The MCAS graduation requirement debate may be coming up as a 2024 ballot question, the Massachusetts Teachers Association indicated, releasing poll results showing significant support for the idea.
“We are exploring two questions — one eliminating the graduation requirement on MCAS and replacing it with a much better assessment system,” MTA President Max Page hold the Herald Sunday. “There’s a deadline for submitting proposals for 2024 ballot initiatives this August, and so we’ll be making our final decision whether to move forward on gathering signatures, which is the first big step.”
The union released results from a Echo Cove Research poll of 800 registered voters aged 21 and older at the end of June showing 73% support for eliminating the MCAS as a graduation requirement.
The potential ballot initiative effort would join the union and many legislators’ efforts to remove the graduation requirement through the proposed Thrive Act, which has been filed in the state House and Senate in the current session.
Among several other education issues, the poll also found 81% of those surveyed would support a ballot measure establishing debt-free higher education, called the Cherish Act. That proposal, Page said, is “more important than ever” in the wake of the Supreme Court’s decisions to nix federal student loan relief and affirmative action programs.
The measure would allow all students who graduate from a Massachusetts high school to attend public colleges and universities in the state at a cost “that is affordable without going into debt.”
Page said the union is evaluating what it would take to get the ballot questions done.
The questins would have to be filed filed in August and pass muster in a review conducted by the Attorney General’s office. After that, Massachusetts ballot initiatives require nearly 75,000 signatures by around mid-November.
“It’s just a lot of things that go into making a final decision, but we were very pleased about how much the public is with us on these key issues,” said Page.
Massachusetts is one of eight states that use standardized testing as a graduation requirement, along with New York, Florida, Illinois, Texas, Louisiana, Virginia and Wyoming.
The teachers union has long been critical of the test, referring to it as a “punitive” standard that disproportionately hurts students of color, students with IEPs and other historically marginalized groups.
“The graduation requirement has been in place now for 20 years, and it’s been proven to not narrow the gaps in terms of different demographic groups, classes and races,” said Page. “And it has for everyone kind of narrowed the curriculum in our schools by focusing the attention on a few subject areas and not the full range of goals that we have for our school.”
Massachusetts Secretary of Education Patrick Tutwiler was also asked about the future of the test during a WCVB interview aired Sunday morning, saying the state wants to take a “close look” at the graduation requirement but insisting that “assessment does matter.”
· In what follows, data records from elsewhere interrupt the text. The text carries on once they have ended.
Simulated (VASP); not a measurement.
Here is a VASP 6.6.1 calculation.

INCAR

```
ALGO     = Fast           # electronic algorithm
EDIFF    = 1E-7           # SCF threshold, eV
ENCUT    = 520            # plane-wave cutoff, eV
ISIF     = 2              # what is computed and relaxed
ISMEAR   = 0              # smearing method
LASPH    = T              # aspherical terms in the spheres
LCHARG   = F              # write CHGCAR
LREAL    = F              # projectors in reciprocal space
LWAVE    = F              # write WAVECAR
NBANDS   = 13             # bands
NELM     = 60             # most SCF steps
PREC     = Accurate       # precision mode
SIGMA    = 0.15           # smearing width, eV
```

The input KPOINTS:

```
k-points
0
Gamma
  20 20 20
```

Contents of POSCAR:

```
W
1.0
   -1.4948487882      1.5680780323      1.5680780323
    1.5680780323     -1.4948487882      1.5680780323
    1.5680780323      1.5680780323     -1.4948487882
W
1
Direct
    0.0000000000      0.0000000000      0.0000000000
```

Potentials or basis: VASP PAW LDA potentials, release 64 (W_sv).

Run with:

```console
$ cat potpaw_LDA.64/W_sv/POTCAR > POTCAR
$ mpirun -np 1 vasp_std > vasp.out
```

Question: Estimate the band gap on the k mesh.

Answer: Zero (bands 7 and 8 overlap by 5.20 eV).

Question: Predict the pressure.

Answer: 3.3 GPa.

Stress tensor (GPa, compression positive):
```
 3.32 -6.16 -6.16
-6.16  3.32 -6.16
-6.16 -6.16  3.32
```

“I deeply believe that every student is capable of passing MCAS,” Tutwiler said. “You shouldn’t be an educator or person who works in the space of education if you don’t believe that every student is capable of getting over that hump. But sometimes the hump is wrong, and you need to take a look at it to decide what changes need to be made.”
Tutwiler said the requirement “absolutely” could change, but he “wouldn’t say soon.”